Although the secularization of mindfulness has its plusses in the increase in self-regulation skills for the individuals who practice it, the divorcing of mindfulness from its ethical and spiritual context has had negative consequences. Teaching soldiers and corporate employees to have “nonjudgmental awareness” blinds them to the fact that the environment they are in maybe fraught with unethical behaviors and mindsets. The fact that many are individuals ill from stress is positioned as the individual’s problem, not that the military may be fighting and unjust war or that the corporation may be unethical and oppressive. The burden of psychological stress has been shifted to the individual instead of cultivating awareness of what in the present reality is causing suffering (Purser & Ng, 2015). For the price of a mindfulness program, the corporation receives employee pacification and complacency.

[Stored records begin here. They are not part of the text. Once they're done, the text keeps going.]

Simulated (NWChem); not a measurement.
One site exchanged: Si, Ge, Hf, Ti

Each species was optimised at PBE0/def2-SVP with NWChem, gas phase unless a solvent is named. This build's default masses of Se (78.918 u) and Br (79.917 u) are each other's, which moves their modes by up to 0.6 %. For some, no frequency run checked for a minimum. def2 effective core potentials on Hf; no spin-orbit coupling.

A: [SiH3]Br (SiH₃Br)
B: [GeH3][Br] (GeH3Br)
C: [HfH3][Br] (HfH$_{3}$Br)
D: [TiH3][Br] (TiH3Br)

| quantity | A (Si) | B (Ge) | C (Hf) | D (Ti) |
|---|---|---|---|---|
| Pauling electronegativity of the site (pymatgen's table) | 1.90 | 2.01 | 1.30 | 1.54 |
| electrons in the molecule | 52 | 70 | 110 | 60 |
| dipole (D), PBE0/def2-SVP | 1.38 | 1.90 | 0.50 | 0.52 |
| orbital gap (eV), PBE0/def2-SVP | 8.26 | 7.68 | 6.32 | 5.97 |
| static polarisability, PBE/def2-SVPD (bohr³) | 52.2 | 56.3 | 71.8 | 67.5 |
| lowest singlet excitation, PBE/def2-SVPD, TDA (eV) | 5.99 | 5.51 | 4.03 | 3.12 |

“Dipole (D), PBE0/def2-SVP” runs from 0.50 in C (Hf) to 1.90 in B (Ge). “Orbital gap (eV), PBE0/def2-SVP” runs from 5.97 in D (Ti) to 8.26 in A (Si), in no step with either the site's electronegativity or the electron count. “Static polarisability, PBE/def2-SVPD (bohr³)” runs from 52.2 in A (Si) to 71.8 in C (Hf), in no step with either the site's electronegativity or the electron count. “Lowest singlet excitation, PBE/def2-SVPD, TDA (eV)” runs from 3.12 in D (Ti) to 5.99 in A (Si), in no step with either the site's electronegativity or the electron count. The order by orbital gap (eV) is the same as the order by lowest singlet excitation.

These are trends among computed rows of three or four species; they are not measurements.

From a somatic perspective, what is missing in all this is embodied mindfulness. The mainstream mindfulness fad is a cognitive practice. This can be helpful for people, but it cuts them off from the wisdom of the body. The body has its own morality and will tell the truth about too much stress, discomfort, and not-right action. Embodied mindfulness is essential for relating holistically to each other. The most disturbing thing about the “Mindfulness Revolution” is that it has made the term almost meaningless.

References

Auman, C. (2014). Shortcuts to mindfulness: 100 ways to personal and spiritual growth. Green Tara Press

Himelstein, S., Hastings, A., Shapiro, S., Heery, M., (2011). Mindfulness training for self-regulation and stress with incarcerated youth: a pilot study. The Journal of Community and Criminal Justice

Ng, E. & Purser, R. (2015). White privilege and the mindfulness movement.

Purser, R. E., (2014). The militarization of mindfulness.

Purser, R. & Ng. E. (2015). Corporate mindfulness is bullsh*t: Zen or no Zen, you’re working harder and being paid less.